Nature on Our Doorstep #111-120

14th July 2020

Get Out More has been posting a fun nature-based idea-a-day for children and families to try together at home, on exercise or in the garden, since the beginning of lockdown on 23 March.  Now that restrictions have lifted enough for us to be able to run our programmes again, this is our last page of Nature On Our Doorstep posts.  We hope that you have enjoyed connecting with nature and the changing seasons and you are able to get out more this summer too!

Please follow the latest advice: stay at home as much as possible.  When you go outdoors keep your distance from other people and avoid busy places like  playgrounds.


Thank you!  When lockdown began, we put our heads together in the new, virtual Get Out More office and pledged to put our practical outdoor knowledge & ideas to good use. This materialised in the form of daily online posts for families and individuals, like yourselves, to access and help incorporate a good old dose of ‘outdoors’ into a new and somewhat strange routine. With 65 days of summer left, we plan to spend as many of those as possible in the woods and so these posts are returning to our normal schedule – we hope the 119 Nature On Our Doorstep posts to date have given you plenty of ideas, so you too can get out, engage with nature and enjoy waking up your senses!


Tracking.  Arrows and signs have been used by outdoor explorers for years and can be used to let people know where you are, where water is, where camp is, a dangerous path to name just a few things! Can you create an outdoor trail out on your favourite walk for friends and family to follow?  Almost anything you can find on the woodland floor can be used to create signs. Take a look at the images below for inspiration on signs to create and materials do use. Happy tracking!


Plant Labels. Summer garden flowers are now in full bloom and a lovely way to spend an afternoon whilst also teaching children the names of favourites, is to make labels to add to your pots. Children can design their own in whatever way they choose. They could draw the flowers, cut them out, and stick them onto different colour paper and card. The sturdier the better to help protect against summer showers. A lovely calming activity that all ages will enjoy.
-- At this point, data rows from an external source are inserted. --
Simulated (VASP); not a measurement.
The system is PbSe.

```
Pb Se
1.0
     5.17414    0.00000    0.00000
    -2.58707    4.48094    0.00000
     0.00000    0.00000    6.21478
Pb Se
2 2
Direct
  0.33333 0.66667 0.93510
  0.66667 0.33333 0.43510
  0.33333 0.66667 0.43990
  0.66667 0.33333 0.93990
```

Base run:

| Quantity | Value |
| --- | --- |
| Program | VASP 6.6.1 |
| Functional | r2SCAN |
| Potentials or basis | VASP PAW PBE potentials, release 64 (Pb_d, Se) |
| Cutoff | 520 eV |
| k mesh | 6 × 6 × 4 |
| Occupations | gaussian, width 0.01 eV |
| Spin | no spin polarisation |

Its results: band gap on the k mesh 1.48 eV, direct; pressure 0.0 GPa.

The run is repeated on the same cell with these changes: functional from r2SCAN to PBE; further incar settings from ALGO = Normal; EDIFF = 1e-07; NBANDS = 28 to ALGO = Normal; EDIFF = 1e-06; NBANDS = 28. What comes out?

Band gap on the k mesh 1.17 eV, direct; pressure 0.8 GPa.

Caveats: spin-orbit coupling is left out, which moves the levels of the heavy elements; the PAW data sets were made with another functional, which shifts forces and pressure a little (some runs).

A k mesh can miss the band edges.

Parks Week 2020.  From the 24th July you can help Keep Britain Tidy with their summer-long campaign to reduce anti-social behaviour in parks across the UK. “Parks and green spaces have been utilised and valued by a huge number of people since the country locked down at the end of March.Sadly, alongside this has come a substantial increase in anti-social behaviour from some members of the public and the volumes of litter and waste being left behind have exceeded anything parks have ever had to deal with, even at peak times.”


Swings.  Spending your afternoons on a swing. Such a simple thing but gliding through the air, you can almost imagine you are flying. All you need to make one is some rope, a sturdy log to turn into a seat and a tree with a solid branch to hold it all up! Throw the rope over the branch, secure the log at the bottom and away you go!


Pond Dipping.  On your next walk, try to find a local one with access to a pond, stream or river. Once at the water, quietly sit and see what creatures you can see. If you take some tupperware, can you scoop the creatures out to have a closer look? Look online for a pondlife ID sheet to see what you’ve found. Of course, children should always be supervised when near water.


Pine cone Hedgehogs.  Hunt for pine cones, which can be found on the ground in the woods right now as strong winds blow them off the tree. Follow this salt dough recipe then turn your pine cone into a spikey garden friend! Shape a small ball into a point for the hedgehog’s snout. Bake or leave to dry outside then paint on eyes, ears and nose.


Photo Stories.  Can you re-enact a children’s story in photos? Thinking about editing a favourite story to just 4 or 5 scenes helps us to understand the sequence of action. Have fun with props and toys to set up each shot. Afterwards you can work on getting the order right and even making some subtitles. These scenes are from the story of It’s the Bear by Jez Alborough


Star Sticks.  How many sticks can you collect on your walk? Too many to know what to do with we bet! They can easily be turned into beautiful stars using string or wool. Take 5 equal-sized sticks and arrange in a zigzag. Attach each one together then weave to make a 5-point star. Check online for images for help and see how many you can make together!


Fruit Milkshakes.  Great for getting littlies involved as well as older children, making your own fruit milkshakes is a brilliant family activity for the weekend. Pick your favourite fruits, add some milk then blend up! What flavours can you make? Which combinations make the best colours? For those that don’t like milk, add ice and make fruit slushies instead. Whizz them up and enjoy!